Germanic A-mutation - General Description

General Description

In a-mutation, a short high vowel (*/u/ or */i/) was lowered when the following syllable contained a non-high vowel (*/a/, /o:/ or /æ:/). Thus, since the change was produced by other vowels besides */a/, the term a-mutation is something of a misnomer. It has also been called "a-umlaut", "a/o-umlaut", "velar umlaut" and, formerly, "Brechung". (This last was Grimm's term, but nowadays German Brechung, and its English equivalents breaking and fracture, are generally restricted in use to other unrelated sound-changes which later affected individual Germanic languages)

  • *hurnam → Old English horn "horn"
  • *wiraz → Old English wer "man"

The high vowel was not lowered, however, if */j/ intervened between it and the following non-high vowel. An intervening nasal consonant followed by a consonant of any kind also blocked the process (and raised original */e/ to */i/).

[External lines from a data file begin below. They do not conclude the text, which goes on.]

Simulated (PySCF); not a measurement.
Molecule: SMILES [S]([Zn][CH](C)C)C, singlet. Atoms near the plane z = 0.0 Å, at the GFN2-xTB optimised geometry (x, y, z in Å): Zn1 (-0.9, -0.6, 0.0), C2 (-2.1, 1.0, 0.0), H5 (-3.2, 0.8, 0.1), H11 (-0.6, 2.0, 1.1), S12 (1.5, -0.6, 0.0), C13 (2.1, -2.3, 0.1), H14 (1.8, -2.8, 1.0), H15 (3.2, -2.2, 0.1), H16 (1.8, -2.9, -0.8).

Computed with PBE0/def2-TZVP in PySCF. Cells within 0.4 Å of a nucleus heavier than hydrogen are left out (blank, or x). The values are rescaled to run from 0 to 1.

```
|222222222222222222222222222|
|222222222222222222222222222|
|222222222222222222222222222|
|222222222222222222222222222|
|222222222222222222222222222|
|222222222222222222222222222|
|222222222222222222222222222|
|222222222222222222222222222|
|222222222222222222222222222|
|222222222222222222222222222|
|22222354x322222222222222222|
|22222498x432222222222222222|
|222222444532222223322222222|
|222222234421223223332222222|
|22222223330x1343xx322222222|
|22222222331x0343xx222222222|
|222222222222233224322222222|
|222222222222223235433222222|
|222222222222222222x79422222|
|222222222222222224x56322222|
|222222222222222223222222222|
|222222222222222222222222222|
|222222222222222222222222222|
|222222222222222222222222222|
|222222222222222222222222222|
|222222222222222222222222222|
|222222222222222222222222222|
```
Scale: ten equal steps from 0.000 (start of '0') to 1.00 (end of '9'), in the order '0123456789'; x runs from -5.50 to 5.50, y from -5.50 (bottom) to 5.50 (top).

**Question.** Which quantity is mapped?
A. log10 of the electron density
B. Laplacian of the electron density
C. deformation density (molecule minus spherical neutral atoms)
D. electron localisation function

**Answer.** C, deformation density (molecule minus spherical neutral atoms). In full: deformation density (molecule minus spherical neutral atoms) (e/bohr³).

  • *gulþam → Old English gold "gold"
  • *gulþ(i)janan → Old English gyldan "to gild" (with later i-mutation of u to y).
  • *hundaz → Old English hund "dog"
  • *swemmanan → Old English swimman "to swim"

a-mutation seems to have preceded the raising of unstressed final */o:/ to */u:/ in the dialects ancestral to Old English and Old Norse, hence in Old English the phenomenon is subject to many exceptions and apparent inconsistencies which are usually attributed to a mixture of paradigmatic levelling and phonetic context.